I'm not going to write about flowers per se, but instead, the thought that comes to my head when I think of them
I'll spare you the long winded list of everything that I found fabulous about her. Im sure most of us could write an essay on how perfect our Grandmothers are/were. My favourite things about her were her imperfections. I once wrote her a poem about bluebells. She said she liked it but next time I should write one about daffodils, and gave me the first line that should be included. These are the things that make me giggle when I think of her.
I also admired her ability to take shit from nobody. I think she passed that trait on.
When I was 16 she came to stay with us for a while as my Grandad had recently passed. Although they were renowned for their bickering (my Grandad would often stick his tongue out at her behind her back, and I remember an alarming spat over a jam tart once), he was the love of her life.
She had not been staying with us long when I had a dream. I dreamt my Grandad was in a Greenhouse and I asked him what he was doing. He handed me a rose and told me to give the rose to my Nan.

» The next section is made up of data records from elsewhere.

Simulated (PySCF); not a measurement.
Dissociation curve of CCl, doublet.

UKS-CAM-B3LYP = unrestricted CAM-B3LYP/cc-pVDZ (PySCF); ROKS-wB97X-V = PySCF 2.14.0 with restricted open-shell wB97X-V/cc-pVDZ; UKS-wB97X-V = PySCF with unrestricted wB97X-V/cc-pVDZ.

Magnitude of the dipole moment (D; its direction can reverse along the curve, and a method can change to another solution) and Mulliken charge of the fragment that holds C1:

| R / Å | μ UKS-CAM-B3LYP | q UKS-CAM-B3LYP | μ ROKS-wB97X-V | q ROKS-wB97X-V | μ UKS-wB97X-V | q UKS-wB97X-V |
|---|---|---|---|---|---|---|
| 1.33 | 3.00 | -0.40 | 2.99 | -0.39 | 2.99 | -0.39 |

A few days later I went out with my friends for the evening. Before I left, my Nan said I looked Beautiful.
They would be the last words she would ever say to me.
The next day my Mum and I found her in bed. She had passed away through the night. We always say she died of a broken heart.
More recently, my six year old has been questioning death. He has fears that I'm going to "grow old and die" and he'll be left without a Mum. I've tried to reassure him, but every few days I was finding myself having the same conversation and giving the same reassurance. Yes, I will die eventually, but not for a very very long time.
I couldn't seem to reassure him. He needed to hear that I wasn't going to die at all.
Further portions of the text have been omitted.